One way to alleviate the need for accessing any form of stable storage is to assume that some of the processes never crash (during the lifetime of an algorithm execution). This might look contradictory with the actual motivation for introducing the crash-recovery process abstraction in the first place. In fact, there is no con-tradiction, as we explain later. As discussed earlier, with crash-stop faults, some distributed-programming abstractions can be implemented only under the assump-tion that a certain number of processes never crash, say, a majority of the processes participating in the computation, e.g., four out of seven processes. This assumption might be considered unrealistic in certain environments. Instead, one might con-sider it more reasonable to assume that at least two processes do not crash during the execution of an algorithm. (The rest of the processes would indeed crash and recover.) As we will discuss later in the book, such an assumption makes it some-times possible to devise algorithms assuming the crash-recovery process abstraction without any access to a stable storage. In fact, the processes that do not crash imple-ment a virtual stable storage abstraction, and the algorithm can exploit this without knowing in advance which of the processes will not crash in a given execution.

At first glance, one might believe that the crash-stop abstraction can also cap-ture situations where processes crash and recover, by simply having the processes change their identities upon recovery. That is, a process that recovers after a crash, would behave with respect to the other processes as if it were a different process that was simply not performing any action. This could easily be implemented by a recovery procedure which initializes the process state as if it just started its exe-cution and also changes the identity of the process. Of course, this process should be updated with any information it might have missed from others, as if it did not receive that information yet. Unfortunately, this view is misleading, as we explain later. Again, consider an algorithm devised using the crash-stop process abstraction, and assuming that a majority of the processes never crash, say at least four out of a total of seven processes composing the system. Consider, furthermore, a scenario where four processes do indeed crash, and one process recovers. Pretending that the latter process is a different one (upon recovery) would mean that the system is actually composed of eight processes, five of which should not crash. The same reasoning can then be made for this larger number of processes. However, a funda-mental assumption that we build upon is that the set of processes involved in any given computation is static, and the processes know of each other in advance.

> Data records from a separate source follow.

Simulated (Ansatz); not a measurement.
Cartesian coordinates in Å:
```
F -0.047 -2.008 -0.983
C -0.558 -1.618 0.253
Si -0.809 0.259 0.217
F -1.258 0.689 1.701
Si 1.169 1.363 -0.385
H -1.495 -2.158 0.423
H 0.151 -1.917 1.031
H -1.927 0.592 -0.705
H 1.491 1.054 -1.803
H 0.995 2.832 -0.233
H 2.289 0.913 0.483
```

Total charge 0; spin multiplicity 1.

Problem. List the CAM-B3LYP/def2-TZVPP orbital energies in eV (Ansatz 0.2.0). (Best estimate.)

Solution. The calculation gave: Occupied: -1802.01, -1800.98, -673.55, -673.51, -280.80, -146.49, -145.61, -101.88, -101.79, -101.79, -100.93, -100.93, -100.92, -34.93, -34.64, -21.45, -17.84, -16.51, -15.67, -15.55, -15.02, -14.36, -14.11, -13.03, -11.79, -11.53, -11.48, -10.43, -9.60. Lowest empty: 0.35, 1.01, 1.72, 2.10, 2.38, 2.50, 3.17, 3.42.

A tricky issue with the crash-recovery process abstraction is the interface between software modules. Assume that some module of a process, involved in the implementation of some specific distributed abstraction, delivers some message or decision to the upper layer (say, the application layer), and subsequently the pro-cess hosting the module crashes. Upon recovery, the module cannot determine if

the upper layer (i.e., the application) has processed the message or decision before crashing or not. There are at least two ways to deal with this issue:

1. One solution is to change the interface between modules. Instead of delivering a message or a decision to the upper layer (e.g., the application layer), the module may instead store the message or the decision in stable storage, which can also be accessed by the upper layer. The upper layer should subsequently access the stable storage and consume the delivered information.

2. A different approach consists in having the module periodically deliver a mes-sage or a decision to the upper layer until the latter explicitly asks for the stopping of the delivery. That is, the distributed programming abstraction implemented by the module is responsible for making sure the application will make use of the delivered information. Of course, the application layer needs to filter out duplicates in this case.

For the algorithms in this book that address crash-recovery faults, we generally adopt the first solution (see the logged perfect links abstraction in Sect. 2.4.5for an example).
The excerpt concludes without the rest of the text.